Anonymous wrote:
Quality is same as here, there are great schools, good schools and meh schools
No, they're not (and that's an unhelpfully vague split-the-difference response for a detail-oriented DCUM website, where readers often submit dozens of comments on the perceived differences between "T20" and "T25" schools).
All the ranking surveys of global universities disproportionately over-represent the leading US universities toward the top, and under-represent EU universities. If you look at the Shanghai (ARWU) rankings - am going Chinese to avoid any home-town bias with USNews or London Times, etc -- 17 of the top 25 ranked global universities are in the US. Of the top 100 ARWU global universities, of which the US has 39, (non-EU) UK and Switzerland, and the (EU) Nordics, have proportionate representation, but of the larger EU members, Germany has only 4, France has only four, Italy none, Spain none, etc.

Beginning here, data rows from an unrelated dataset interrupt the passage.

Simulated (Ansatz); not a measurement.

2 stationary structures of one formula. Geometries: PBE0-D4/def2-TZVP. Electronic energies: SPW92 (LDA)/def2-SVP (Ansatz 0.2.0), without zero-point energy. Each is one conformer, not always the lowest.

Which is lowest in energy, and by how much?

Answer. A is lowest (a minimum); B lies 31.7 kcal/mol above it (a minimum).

You might say "well, my kid isn't getting into Stanford, so those top rankings are moot." Maybe. But to look at it another way, a ~B student who goes to one of the US schools that's ranked 40th-55th among US universities on this list -- say, schools like CU Boulder or Arizona or Pitt or Ohio State or Indiana (that accept 60-80% of their applicants) -- is still going to a university that's ranked among the top 150 in the whole world. By comparison, if you go to the 50th best university in Germany, you haven't cracked the global top 1000. If you to the 30th best university in France, you haven't cracked the global top 1000. In Italy and Spain, if you don't go to one of their top ten universities, you're not in the top 500 in the world. Those are meaningful distinctions in perceived educational quality, at least to employers and grad schools (if not to PP).